The danger posed by Trump

The rhetoric used by the former US president is turning his desire to return to the White House into a threat for democracy

Donald Trump
Donald Trump, on Saturday at a rally in Clinton (Iowa).CHENEY ORR (REUTERS)
El País

The United States will fully enter the race towards the November 5 presidential elections with the Iowa caucuses, to be held this January 15 and representing the first milestone of the primaries. It does so in a very worrying situation, with two favorites to win the nomination that the majority of voters do not like and who accuse each other of being a threat to democracy. However, while the current president Joe Biden attacks his predecessor with obvious arguments and examples, Donald Trump does so with hoaxes and lies like those he has been propagating since his defeat at the polls in 2020.
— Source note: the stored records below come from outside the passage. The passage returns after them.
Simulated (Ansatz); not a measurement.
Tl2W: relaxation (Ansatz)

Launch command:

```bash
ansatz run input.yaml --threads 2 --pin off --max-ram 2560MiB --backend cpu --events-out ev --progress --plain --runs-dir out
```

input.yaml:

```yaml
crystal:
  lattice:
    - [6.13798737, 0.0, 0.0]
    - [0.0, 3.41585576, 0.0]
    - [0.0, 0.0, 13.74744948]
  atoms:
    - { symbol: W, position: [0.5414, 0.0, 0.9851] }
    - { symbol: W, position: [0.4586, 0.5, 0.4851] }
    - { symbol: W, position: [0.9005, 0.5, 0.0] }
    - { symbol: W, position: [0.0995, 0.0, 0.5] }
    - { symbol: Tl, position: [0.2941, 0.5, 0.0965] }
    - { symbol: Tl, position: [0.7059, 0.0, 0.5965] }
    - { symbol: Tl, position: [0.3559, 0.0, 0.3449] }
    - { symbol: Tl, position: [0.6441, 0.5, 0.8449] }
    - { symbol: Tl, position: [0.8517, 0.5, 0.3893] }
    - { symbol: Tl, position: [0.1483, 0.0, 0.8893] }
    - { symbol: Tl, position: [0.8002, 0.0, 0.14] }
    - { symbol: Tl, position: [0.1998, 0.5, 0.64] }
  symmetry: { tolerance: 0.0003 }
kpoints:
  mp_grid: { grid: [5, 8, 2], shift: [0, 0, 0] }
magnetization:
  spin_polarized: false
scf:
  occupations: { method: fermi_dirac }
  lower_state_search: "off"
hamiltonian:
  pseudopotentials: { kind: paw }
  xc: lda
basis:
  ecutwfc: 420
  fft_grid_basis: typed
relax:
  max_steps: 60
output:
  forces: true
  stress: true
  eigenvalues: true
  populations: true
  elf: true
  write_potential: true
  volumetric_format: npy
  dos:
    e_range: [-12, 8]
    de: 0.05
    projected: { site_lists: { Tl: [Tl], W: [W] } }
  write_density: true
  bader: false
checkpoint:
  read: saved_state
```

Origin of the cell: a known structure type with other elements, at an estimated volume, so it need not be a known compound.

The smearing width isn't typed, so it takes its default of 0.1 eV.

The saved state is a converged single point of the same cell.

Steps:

Trump is objectively a danger to democracy or, at the very least, to the democratic health of the United States. If he wins the election, he has promised a presidency of revenge and “retribution” and has even dared to assert that if he returns to office he will be a “dictator” on “Day 1″ to take some measures. The former president has used rhetoric in which he calls his rivals “vermin” and says that immigrants “poison” the blood of Americans. As historians have highlighted and Biden himself denounced, it is language with echoes of Nazi Germany.

Added to this are his attempts to whitewash the assault on the Capitol, calling the insurrectionists “patriots,” promising them a government pardon and using songs and images at his rallies that glorify this attack on democracy, which came about because for the first time a sitting American president resisted the peaceful and orderly transfer of power.

As if that were not enough, Trump’s four indictments for a total of 91 felony counts, which the former president has used to present himself as a martyr, and the litigation in the Supreme Court over whether he is an insurrectionist who should be barred from running, add a unique factor to a campaign that is gearing up to be the most tense in the recent history of the United States.

Meanwhile, Biden has the lowest popularity levels of a sitting president in recent decades. Voters believe he is too old for reelection (he would end his second term at the age of 86), and he has fallen out of favor with young people, Arab Americans and other minorities for his support of Israel in the Gaza war; additionally, high inflation during the first part of his term continues to take a toll.

Biden is aware that voters are not excited about him. He has acknowledged that if he were not likely running against Trump, he might not even run for reelection at all. Now Biden is presenting himself as a bulwark in defense of democracy and in that role hopes to mobilize a coalition of Democratic, independent and even moderate Republican voters who reject Trump’s return to the White House.

The paradox of the Republican Party is that its most loyal voters, those who participate in the primaries, prefer Trump even though other candidates without the former president’s heavy baggage, such as Nikki Haley or Ron DeSantis, would be much more likely to defeat Biden.

The latest polls show that Americans are less satisfied than ever with the way their democracy works. The political crisis that the United States is experiencing poses a risk not only for the country, but for the entire world.